Thanks for the example, this makes sense.

In my case, I think I can safely add a function to ensure that any “&” string will be passed to parse-xml-fragment() as “&amp;” because the source of the unparsed xml will always be well-formed.

For background:

I need to wrap a given list of string matches in a textnode to elements and because I need to to this recursively (eg the string is found three times in the textnode) and also need to pass a list of different matches with different replacements, I find it easier to do it with string replacements and then parsing the thenfragmented text node back to XML rather than ending up splitting the text node to multiple nodes directly.

declare function my:replaceText(

$word as xs:string,

$search as xs:string*,

$replace as xs:string*) as xs:string {

(: $search = ("String1", "String2", "String3")

$replace = ("<Replace1/>", "<Replace2/>", "<Replace3/>")
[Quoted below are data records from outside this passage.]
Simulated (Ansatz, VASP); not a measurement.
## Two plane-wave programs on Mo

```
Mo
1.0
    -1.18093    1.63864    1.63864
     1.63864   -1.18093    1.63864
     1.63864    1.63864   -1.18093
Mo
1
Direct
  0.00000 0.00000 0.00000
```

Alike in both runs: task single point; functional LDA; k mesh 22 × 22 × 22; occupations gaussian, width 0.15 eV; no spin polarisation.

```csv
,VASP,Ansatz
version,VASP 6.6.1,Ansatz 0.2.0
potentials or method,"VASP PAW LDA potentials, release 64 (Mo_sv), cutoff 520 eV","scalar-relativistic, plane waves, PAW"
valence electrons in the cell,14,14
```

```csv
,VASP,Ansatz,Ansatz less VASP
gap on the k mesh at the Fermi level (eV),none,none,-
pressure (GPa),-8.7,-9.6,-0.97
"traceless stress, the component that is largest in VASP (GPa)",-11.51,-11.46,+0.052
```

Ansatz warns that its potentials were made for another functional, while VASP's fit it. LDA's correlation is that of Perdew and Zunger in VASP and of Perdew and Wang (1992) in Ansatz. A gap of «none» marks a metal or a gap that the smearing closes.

if (empty($search)) then $word

else

replace(my:replaceText($word, tail($search), tail($replace)), '(?<![">])'||my:escapeText(head($search)), head($replace),'j')

};

perhaps there is a better way to do this... how would one do this sort of replacement on mixed content without having to parse this back to XML?

But this works for me when being careful to add some handling for &amp, &gt and &lt.

+1 for internal parser velocity!

Von: Christian Grün <christian.gruen@gmail.com>
Gesendet: Dienstag, 21. November 2023 18:54
An: Zimmel, Daniel <D.Zimmel@ESVmedien.de>
Cc: BaseX <basex-talk@mailman.uni-konstanz.de>
Betreff: Re: [basex-talk] Bug in parse-xml-fragment() and ampersand entity?

Yes, I can see the problem: &DUMMY; ist interpreted as unknown entity and thus replaced with a question mark (a better choice would be the Unicode Replacement Character xFFFD anyway, from today's perspective). We'll keep that in mind and think about alternatives.

If your input is supposed to be interpreted as a single text fragment, one fallback solution (for now) would be

data(parse-xml('<x>' || $string || '</x>'))

Zimmel, Daniel <D.Zimmel@esvmedien.de> schrieb am Di., 21. Nov. 2023, 18:34:

Thanks for the insight!

I can see the benefit with your example – if you look at my example, it is clearly eating the text (“DUMMY”) which might be an edge case, but is obviously a problem when you think the function will give you an error in case of non-wellformedness – some text has silently been deleted.

Daniel

Von: Christian Grün <christian.gruen@gmail.com>
Gesendet: Dienstag, 21. November 2023 16:59
An: Zimmel, Daniel <D.Zimmel@ESVmedien.de>
Cc: basex-talk@mailman.uni-konstanz.de
Betreff: Re: [basex-talk] Bug in parse-xml-fragment() and ampersand entity?

Hi Daniel,

Yes, I assume we’ll need to call it a bug… Although what BaseX is currently doing is known to us to be out of spec behavior. The function fn:parse-xml-fragments is based on our internal XML parser, which is much faster than the standard XML parser (in particular for small input), and it tolerates input that’s not perfectly well-formed. In addition, it accepts HTML entities without a linked DTD:

parse-xml-fragment(`ä`)

We should at least document the behavior or (better) introduce a custom BaseX function for it.

Hope this helps (for now),

Christian

On Tue, Nov 21, 2023 at 3:17 PM Zimmel, Daniel <D.Zimmel@esvmedien.de> wrote:

Hi,

is this a bug?

Query:
parse-xml-fragment('Tom & Jerry')

Result:
Tom ? Jerry

Same result with:
parse-xml-fragment('Tom &DUMMY; Jerry')

BaseX 10.7

Saxon complains correctly that the resulting document node is not well-formed.
BaseX should also return an error, shouldn't it?

Best, Daniel